Thursday, 17 November 2011

It's damn hard just to EXIST

I am having a huge amount of trouble with my self image at the moment. I am not wearing foundation but I am still worrying about my outfits. I took my toenail polish off for the first time in years last night. And I mean years. Well, okay, I have taken it it off before, but only in order to repaint. This time I took it off with no urge to repaint as soon as I had done.  But are things like, cutting and filing your nails, is that anti-feminist?

That is my problem. I feel like if I worry about my self-image, and my looks, then I am being anti-feminist.

I have been reading and learning for the last few weeks on lookism, and beauty and feminism, and I am under the impression that a woman should get where she wants to go without it being because of her looks. But does that mean she can't use her looks to help her get what she wants? If she is promoted simply because she is pretty, then surely she will go nowhere fast? But what if she is intelligent and makes no effort with her appearance? Will she even get promoted in the first place?

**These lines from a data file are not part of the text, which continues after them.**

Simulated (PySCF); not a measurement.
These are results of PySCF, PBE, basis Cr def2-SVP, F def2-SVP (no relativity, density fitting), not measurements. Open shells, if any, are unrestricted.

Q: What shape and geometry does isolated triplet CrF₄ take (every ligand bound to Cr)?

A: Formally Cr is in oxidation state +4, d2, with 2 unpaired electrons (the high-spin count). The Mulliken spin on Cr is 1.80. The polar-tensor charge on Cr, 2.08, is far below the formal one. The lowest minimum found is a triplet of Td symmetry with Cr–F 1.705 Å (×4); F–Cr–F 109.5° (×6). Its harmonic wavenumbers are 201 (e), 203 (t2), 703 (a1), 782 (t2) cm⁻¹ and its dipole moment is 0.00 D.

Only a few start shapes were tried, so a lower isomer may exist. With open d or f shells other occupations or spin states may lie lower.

The more I research lookism, the more I realise how much rests on your appearance that shouldn't do, and the damage done by judging people. I've had bad self esteem for as long as I can remember. I still judge myself against other people. And I still judge other people. I am such a hypocrite in this respect. But I find myself simply commenting to myself on how someone looks. I saw today a woman standing on her phone at a tube station entrance, and she watched with a scowl as a girl in front of me walked past her. This girl in front of me was putting on a coat and hiking up her skinny jeans. Wasn't being mean, or giving her an evil look first. But this woman clearly didn't like the look of her. "Don't like the look of". That's being lookist. Yes I suppose it is acceptable when you see a creepy man hanging about a bar, a dodgy mafia person who looks like he might shake you down - these are all stereotypes though and not strictly the truth so maybe it is not acceptable to think this.
"I don't like the look of this" judges a situation on your perception of it. And it is just as acceptable in today's society to judge a person on your perception of them. So, should I make an effort to look good in the workplace? Suppose all workplaces have a certain dress code (ours is Smart-Casual unless the bosses are seeing the big man, then it's Smart. Because he would look down on them if they didn't dress up to scratch.) We all judge people on what they wear. Is that lookist? Or is lookism when we judge people on their body type (there's fattist but not thinist) and their facial characteristics. Things they can't help. Or could help if they went to extreme measures (yes, an overweight or obese person could restrict their diet. But some people do just have naturally curvy physiques.) This puts lookism in the same '-ist' category as ageist, sexist or racist. But can you draw parallels with lookism and racism?! So here is my feminist dilemma (because lookism is a hugely feminist issue, for the obvious reason that women are judged for their looks FAR more than men): should I paint my nails, or is that anti feminist? Should I straighten my hair, or is that anti feminist? Should I wear more war paint aka make up, or is that anti feminist? Am I betraying my sex by wearing foundation/a skirt/high heels/straight hair? Or are these just ways to empower myself? I am reading the book Beauty Bias for work by a woman quoted in this article about make up. I think it might just come down to personal preference. I don't want to wear foundation at the moment, but I wouldn't be adverse to wearing it again in the future. I hate high heels, even if I "should" wear them because I'm short. Skirts are okay. I prefer to have straight hair, though it's a major hassle to do, but easier to deal with when it's done. And I don't much like my natural hair.
Bloody society,
for making it so damn hard just to EXIST.

Things I've seen lately


This article about Kristen Stewart wearing trainers at a premiere. If an older actress had done it, they'd probably be vilified her.

Also, this article about a girl who lost loads of weight. " "I feel beautiful" she is finally able to say". Hmph. Not sure how I feel about that.

And finally, this article about single women. This is how I imagined my life would be before I met my current boyfriend. This is how my life will be if something were to happen that meant the loss of my current boyfriend. I do love him, but I envy their lives. Although I can't help but notice there's a tinge of mockery in this article. Perhaps because that is the way The Daily Mail writes, or because I expect there to be. I am probably (or probably not) just reading too much into it.

(Sorry for them all being The Daily Mail. For some reason they report on EVERYTHING.)